Prior to 1981 the only way to avoid estate tax for a married person was to leave all of the assets over and above the estate tax exemption to the surviving spouse. Transfers between husband and wife were exempt from estate tax if the surviving spouse was a United States citizen.

However, the surviving spouse could leave the assets to whomever the surviving spouse wished. John Doe had $2,000,000 of separate property. When he died the estate tax exemption was $1,500,000. What happens to the extra $500,000? The decedent could pay estate tax of approximately $225,000, or could give it outright to his wife, or put it in a special "marital deduction" trust which the wife could control when she died. Control versus tax savings is the sole issue.

Qualified Terminable Interest Trust

One option under the 1981 act is to allow the spouse who dies to place the excess over and above the estate tax exemption in a special form of an irrevocable trust called a "qualified terminable interest trust" (frequently called a "QTip Trust"). This is an irrevocable trust for the benefit only of the surviving spouse. The trust must last for the surviving spouse's lifetime and the spouse must receive all of the income or earnings from the trust (interest, dividends, and net rents). Any capital gains from the sale of estate assets may be kept in the trust and the capital gains tax paid by the trust.

In addition, no one other than the surviving spouse may receive any payments from this type of trust until the surviving spouse dies. The principal of the trust may be invaded for the surviving spouse's health, support, maintenance, and education, if the trust contains provisions allowing this. It is not necessary that the trust allow the principal to be used. The only legal requirement is that the spouse receives all of the income from the trust for his or her lifetime.

At the death of the surviving spouse the assets in the trust pass to whomever the first decedent designated. The surviving spouse is not able to control the disposition of the assets in this trust. Estate tax on the assets is paid at the death of the surviving spouse, but these taxes are paid out of this trust, so the surviving spouse's relatives do not have to pay tax on the assets.

Requirements for Qualified Terminable Interest Trust

The requirements for the use of a qualified terminable interest trust include the following:

  1. The executor or whoever prepares the estate tax return for the decedent must make an election on the estate tax return that the special trust be treated as a qualified terminable interest trust.
  2. All of the income from the trust is paid to the surviving spouse for his or her lifetime.
  3. No one other than the surviving spouse may receive any payments from the trust during the surviving spouse's lifetime.

Control not Estate Tax is the Concern

The typical arrangement with a husband and wife in connection with a living trust is for the decedent to leave the maximum amount which is exempt from estate tax ($1,500,000 to $3,500,000) in an irrevocable trust. The excess over and above this exemption can be left outright to the surviving spouse, placed in a revocable trust which the surviving spouse controls, or placed in a qualified terminable interest trust. In all of these arrangements, the assets are not taxed when the first spouse dies, but are taxed when the surviving spouse dies.

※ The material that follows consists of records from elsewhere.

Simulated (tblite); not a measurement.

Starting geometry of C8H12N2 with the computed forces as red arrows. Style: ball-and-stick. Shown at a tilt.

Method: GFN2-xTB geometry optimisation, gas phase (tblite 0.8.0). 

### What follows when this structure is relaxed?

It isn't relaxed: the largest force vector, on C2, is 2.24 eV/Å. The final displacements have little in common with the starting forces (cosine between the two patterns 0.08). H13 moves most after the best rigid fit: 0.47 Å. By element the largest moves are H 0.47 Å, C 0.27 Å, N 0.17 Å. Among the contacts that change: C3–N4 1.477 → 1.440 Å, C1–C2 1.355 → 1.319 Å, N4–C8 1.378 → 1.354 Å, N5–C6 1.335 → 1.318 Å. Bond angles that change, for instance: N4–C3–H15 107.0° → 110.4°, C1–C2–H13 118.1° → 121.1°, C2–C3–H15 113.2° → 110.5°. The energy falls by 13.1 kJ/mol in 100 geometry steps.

"Control" of the assets is the sole issue. If the couple has been married for many years and there are no children by a former marriage, then assets are probably left outright to the surviving spouse or placed in the surviving spouse's revocable trust. If the decedent has a large amount of separate property or children by a former marriage, then control becomes the issue and a qualified terminable interest trust may appear indicated.

Summary

Although many attorneys use qualified terminable interest trusts routinely, they create complications since instead of one irrevocable trust after the death of the first spouse there are now two irrevocable trusts. They appear useful if the spouse is concerned about his or her spouse changing the disposition of assets.

The qualified terminable interest trust appears useful for a spouse that either has a large amount of separate property, has children by a former marriage, or is concerned about locking up his or her assets for certain relatives or charities.

The qualified terminable interest trust allows a spouse options with regard to the control of his or her assets.